The clean is everyone’s favourite lift, unless you prefer the snatch…or the jerk, either way it is my favourite lift! Before I start this article, please take heed of two (obvious but important) things that need to be done on top of all these tips,
- you need to be squatting two-three times per week front squat and back squat
- you need to be doing cleans, cleans pulls and a lot of repetitions.
These tips will help you get those big weights flying onto your shoulders!
1 GET THE BEST RACK POSITION YOU CAN
A strong rack position improves your chances of standing up out of a heavy clean. It is common for beginners to struggle with the position as people often have incredibly tight lats and triceps. Rolling the lats, triceps and wrists and stretching them during your warm up will help get those elbows higher and the bar comfortably resting on the shoulders whilst gripping the bar.
Stretching out using the bar is also a fantastic way to improve it, place the barbell into the back squat position, and use the weight of the bar to rotate one elbow up at a time whilst keeping the hands on the bar and the body straight.
Tip: If you have to sacrifice gripping the bar in the rack position to have your elbows up, sacrifice the grip and open your hands.

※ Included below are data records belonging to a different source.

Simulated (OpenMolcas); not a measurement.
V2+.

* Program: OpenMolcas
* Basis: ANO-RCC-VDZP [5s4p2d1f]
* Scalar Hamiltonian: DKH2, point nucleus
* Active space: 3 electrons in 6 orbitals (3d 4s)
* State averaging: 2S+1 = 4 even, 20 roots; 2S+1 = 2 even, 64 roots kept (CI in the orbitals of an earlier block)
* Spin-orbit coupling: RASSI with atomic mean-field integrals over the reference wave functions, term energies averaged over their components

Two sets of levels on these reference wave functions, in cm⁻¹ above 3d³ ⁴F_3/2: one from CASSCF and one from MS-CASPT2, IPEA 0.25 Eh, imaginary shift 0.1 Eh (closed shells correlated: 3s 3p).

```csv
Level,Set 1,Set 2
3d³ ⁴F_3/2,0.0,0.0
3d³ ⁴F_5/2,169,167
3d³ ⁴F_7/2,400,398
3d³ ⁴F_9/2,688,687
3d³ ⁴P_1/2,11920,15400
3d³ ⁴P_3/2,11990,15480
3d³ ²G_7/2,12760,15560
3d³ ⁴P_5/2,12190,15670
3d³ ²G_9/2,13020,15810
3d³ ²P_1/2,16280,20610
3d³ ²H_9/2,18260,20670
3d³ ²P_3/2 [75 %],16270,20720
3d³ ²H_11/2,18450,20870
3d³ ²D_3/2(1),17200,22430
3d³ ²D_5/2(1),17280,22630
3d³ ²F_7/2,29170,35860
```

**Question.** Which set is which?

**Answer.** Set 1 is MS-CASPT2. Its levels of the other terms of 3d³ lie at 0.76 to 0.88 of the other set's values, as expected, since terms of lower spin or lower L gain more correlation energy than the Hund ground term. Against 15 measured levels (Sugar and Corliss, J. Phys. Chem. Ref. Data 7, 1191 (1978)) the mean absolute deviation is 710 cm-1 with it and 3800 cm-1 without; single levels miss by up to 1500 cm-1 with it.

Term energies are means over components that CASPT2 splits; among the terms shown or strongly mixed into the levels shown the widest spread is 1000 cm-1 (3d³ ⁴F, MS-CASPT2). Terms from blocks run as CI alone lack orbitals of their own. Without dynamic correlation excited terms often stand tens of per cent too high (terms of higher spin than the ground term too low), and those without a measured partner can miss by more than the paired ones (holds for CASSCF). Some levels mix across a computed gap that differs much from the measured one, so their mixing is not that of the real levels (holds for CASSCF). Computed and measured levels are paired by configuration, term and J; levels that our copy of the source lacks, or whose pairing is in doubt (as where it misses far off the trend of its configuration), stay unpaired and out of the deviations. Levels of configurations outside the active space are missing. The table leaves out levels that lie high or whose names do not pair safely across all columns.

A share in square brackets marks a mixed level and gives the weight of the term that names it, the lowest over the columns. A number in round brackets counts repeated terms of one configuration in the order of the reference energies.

2 GOOD POSTURE EQUALS A BETTER CLEAN
Having a tight mid-back from all those hours racked up at the desk can be a complete hindrance on a strong clean. Catching a clean with a rounded mid-back will force the elbows down and cause you to grind up the squat which can zap the energy from you and put unnecessary pressure onto the wrists – which is a one way ticket to injury. Kelly Starrett shows us the way to work on that area:
In addition, overhead squats are a great way to improve your mobility, if you can do a clean-grip overhead squat without the bar falling forward and you can front squat more than your best clean without your back rounding, consider your posture fit for purpose!
3 PERFECT THAT FIRST PULL
Due to the heavier weight used in the clean versus the snatch, a bad first pull will cause serious problems. During the first pull the shoulders should stay over the bar AND the back angle should remain the same. Often people mistakenly let those hips rise as soon as the bar moves. Your knees only have to move fractionally to get out of the way of the bar as it passes the knees. Pushing your knees back switches off the legs and puts it all on the back. The more pressure you can keep on the front of the foot, the more your legs will be primed to move into the extension.
4 MEET WITH THE BAR
Ever found yourself pulling the bar so high and diving under the bar so fast that the bar comes crashing down onto your shoulders and crumbles you into a ball? Timing is very important, meeting with the bar just below parallel and “catching the bounce” out of the squat is essential to coming out of a heavy clean with ease.
- Hang Cleans,
- Block Cleans and
- Semi-Power Cleans (catching halfway and then squatting all the way down)
Can all improve that timing for heavier weights.
5 BE MORE ZLATAN
‘When you are cleaning at your limit, there isn’t any room for being soft.’
Just take a look at Zlatan Vanev cleaning 1 kilo off of the 77kg world record 5 times in one session. You have to pull that bar with all your might, with a strong hip drive and extension followed by a do-or-die rapid movement underneath the bar with the elbows up in full confidence. If you have any doubt, the weight will crush you! Vanev’s Rage is how I get myself through clean and jerks!
These are my five tips that I feel will help beginners and those further along the line who have hit a plateau. Once again I leave you with a quote from the Olympian and British record holder Jack Oliver which perfectly sums up what one must do when it comes down to a heavy clean:
“just smash and stamp!”
– if this confuses you, see tip number 5.